Racing Timers: A Kernel Pastime

Timers can produce their own special problems with races. Consider a collection of objects (list, hash, etc) where each object has a timer which is due to destroy it.

If you want to destroy the entire collection (say on module removal), you might do the following:

        /* THIS CODE BAD BAD BAD BAD: IF IT WAS ANY WORSE IT WOULD USE
           HUNGARIAN NOTATION */
        spin_lock_bh(&list_lock);

        while (list) {
                struct foo *next = list->next;
                del_timer(&list->timer);
                kfree(list);
                list = next;
        }

        spin_unlock_bh(&list_lock);
    

Sooner or later, this will crash on SMP, because a timer can have just gone off before the spin_lock_bh(), and it will only get the lock after we spin_unlock_bh(), and then try to free the element (which has already been freed!).
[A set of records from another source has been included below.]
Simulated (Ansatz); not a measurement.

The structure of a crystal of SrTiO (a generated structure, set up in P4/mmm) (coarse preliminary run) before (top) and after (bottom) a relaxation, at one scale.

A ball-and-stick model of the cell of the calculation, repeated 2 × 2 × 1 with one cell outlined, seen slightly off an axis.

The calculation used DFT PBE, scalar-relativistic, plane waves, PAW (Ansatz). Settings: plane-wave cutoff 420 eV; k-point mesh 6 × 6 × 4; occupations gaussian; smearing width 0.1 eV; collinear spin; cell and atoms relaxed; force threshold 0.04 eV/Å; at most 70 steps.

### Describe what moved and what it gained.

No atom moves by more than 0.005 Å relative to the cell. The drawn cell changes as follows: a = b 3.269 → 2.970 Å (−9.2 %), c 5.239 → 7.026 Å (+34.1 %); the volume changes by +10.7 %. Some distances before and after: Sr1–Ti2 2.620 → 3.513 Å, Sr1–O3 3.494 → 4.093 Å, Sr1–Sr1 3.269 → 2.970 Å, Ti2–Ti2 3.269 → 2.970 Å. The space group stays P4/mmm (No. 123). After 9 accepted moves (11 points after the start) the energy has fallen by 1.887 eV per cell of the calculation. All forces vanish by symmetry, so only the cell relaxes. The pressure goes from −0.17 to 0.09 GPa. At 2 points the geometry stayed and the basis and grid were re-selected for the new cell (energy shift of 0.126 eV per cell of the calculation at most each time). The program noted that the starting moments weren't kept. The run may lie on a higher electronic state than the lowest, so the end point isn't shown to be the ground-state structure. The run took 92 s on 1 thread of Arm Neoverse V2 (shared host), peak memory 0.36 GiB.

This can be avoided by checking the result of del_timer(): if it returns 1, the timer has been deleted. If 0, it means (in this case) that it is currently running, so we can do:

        retry:  
                spin_lock_bh(&list_lock);

                while (list) {
                        struct foo *next = list->next;
                        if (!del_timer(&list->timer)) {
                                /* Give timer a chance to delete this */
                                spin_unlock_bh(&list_lock);
                                goto retry;
                        }
                        kfree(list);
                        list = next;
                }

                spin_unlock_bh(&list_lock);
    

Another common problem is deleting timers which restart themselves (by calling add_timer() at the end of their timer function). Because this is a fairly common case which is prone to races, the function del_timer_sync() (include/linux/timer.h) is provided to handle this case. It returns the number of times the timer had to be deleted before we finally stopped it from adding itself back in.